From historical writings I have concluded that my christian teachings began well before 20 BC [I would say a few hundred years] as you can find groups of people with the same behavior as the early christians.
Is what I am saying a absolute truth? No it is my observation my hypothesis.
Is what I am saying an absolute false? I doubt it and if anyone knows other wise prove it please. Thank you. Reasong Self Logic
0 Replies
 
jeeprs
 
  1  
Reply Sat 26 Jun, 2010 04:35 pm
@stevecook172001,
Quote:
Basically, what ughaibu is getting at is that just because you can imagine something does not render it real merely as a function of the imagining.


And if you study the history and anthropology of religion, there is abundant evidence of what we can call 'the numinous realm'. This is not an evangelical sales pitch: I am not saying 'believe and be saved'. I don't care what you believe. It is an appeal to the evidence of spiritual phenomena throughout history. Now you will probably say 'there is no such evidence, these things can't be real' but that is a belief system talking. If you're a basic secular materialist, which is the default position for the average person, then you can in no way imagine such a realm or the kinds of realities that might exist in it. But just because you can't imagine it, doesn't mean it does not exist.
kennethamy
 
  1  
Reply Sat 26 Jun, 2010 04:46 pm
@jeeprs,
jeeprs wrote:

Quote:
Basically, what ughaibu is getting at is that just because you can imagine something does not render it real merely as a function of the imagining.


And if you study the history and anthropology of religion, there is abundant evidence of what we can call 'the numinous realm'. This is not an evangelical sales pitch: I am not saying 'believe and be saved'. I don't care what you believe. It is an appeal to the evidence of spiritual phenomena throughout history. Now you will probably say 'there is no such evidence, these things can't be real' but that is a belief system talking. If you're a basic secular materialist, which is the default position for the average person, then you can in no way imagine such a realm or the kinds of realities that might exist in it. But just because you can't imagine it, doesn't mean it does not exist.

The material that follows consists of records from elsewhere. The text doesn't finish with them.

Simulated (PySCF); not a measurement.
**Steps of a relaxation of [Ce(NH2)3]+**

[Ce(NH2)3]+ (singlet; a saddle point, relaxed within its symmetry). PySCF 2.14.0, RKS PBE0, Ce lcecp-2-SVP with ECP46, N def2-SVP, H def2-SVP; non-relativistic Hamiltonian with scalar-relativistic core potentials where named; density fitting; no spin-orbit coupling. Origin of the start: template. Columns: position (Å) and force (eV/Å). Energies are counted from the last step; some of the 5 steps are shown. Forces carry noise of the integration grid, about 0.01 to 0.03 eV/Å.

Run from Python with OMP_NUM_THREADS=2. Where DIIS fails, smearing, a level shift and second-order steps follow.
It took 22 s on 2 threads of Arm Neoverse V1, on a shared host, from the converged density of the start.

I would have thought that it is somewhat difficult to get evidence for a numinous realm, as contrasted, of course, with evidence that some people believe that there is a numinous realm. I do not doubt that there is a scad of evidence for the latter. The question would be, however, whether there is any evidence for the former.
0 Replies
 
stevecook172001
 
  2  
Reply Sat 26 Jun, 2010 04:52 pm
@jeeprs,
jeeprs wrote:

Quote:
Basically, what ughaibu is getting at is that just because you can imagine something does not render it real merely as a function of the imagining.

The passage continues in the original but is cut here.